Hipster Culture Now Embraces Investments

The falsely-labeled “irony” factor on which hipsters base everything from the fashion to lyrics has finally come full circle. You are now permitted to invest in the corporate world through Thrasher Funds without being drained of crucial street cred.
But it’s not just the tableau of the Thrasher Fund brand that makes it appealing to the arts-and-croissant freaks; the portfolios are intentionally customized towards the Gen X and Gen Y demographic:
We provide the Next Generation of investors the opportunity to invest in markets near to them, while providing the structure, fundamentals, and diversity currently available in investment products aimed at older generations.

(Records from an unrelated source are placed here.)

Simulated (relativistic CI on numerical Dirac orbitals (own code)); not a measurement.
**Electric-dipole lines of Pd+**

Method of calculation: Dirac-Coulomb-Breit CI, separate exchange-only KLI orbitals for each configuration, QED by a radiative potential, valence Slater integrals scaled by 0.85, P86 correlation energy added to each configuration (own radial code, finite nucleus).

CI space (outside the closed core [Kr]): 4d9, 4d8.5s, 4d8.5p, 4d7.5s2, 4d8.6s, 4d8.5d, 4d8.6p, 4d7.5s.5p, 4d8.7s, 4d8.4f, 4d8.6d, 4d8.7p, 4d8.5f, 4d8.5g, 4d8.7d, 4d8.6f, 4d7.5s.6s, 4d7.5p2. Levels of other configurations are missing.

Now the stereotypical indie store clerk has a legitimate reason to act snobby.
4 Responses to “Hipster Culture Now Embraces Investments”
-
On 04/21/08 1:08 PM, spencer said:
Invest your trust fund with us and you to can spend your life savings on full body tats.
-
On 04/21/08 1:30 PM, MUTUAL FUNDS, COMING SOON TO A METALHEAD NEAR YOU | MetalSucks said:
[...] I really would never have seen this one coming in a million years. Hip, wanna-be millionaires can now invest in a mutual fund without trading in their sleeve-tats for a suit and tie and without losing that oh-so-precious street-cred by investing in the new, hipster-targeted Thrasher Funds mutual fund [via Buzzgrinder]. [...]
-
On 04/21/08 1:37 PM, smick said:
mutual funds are the new girl-pants-on-guys.
-
On 04/21/08 2:18 PM, Jay DiNitto said:
A pingback from metalsucks is a red badge of courage.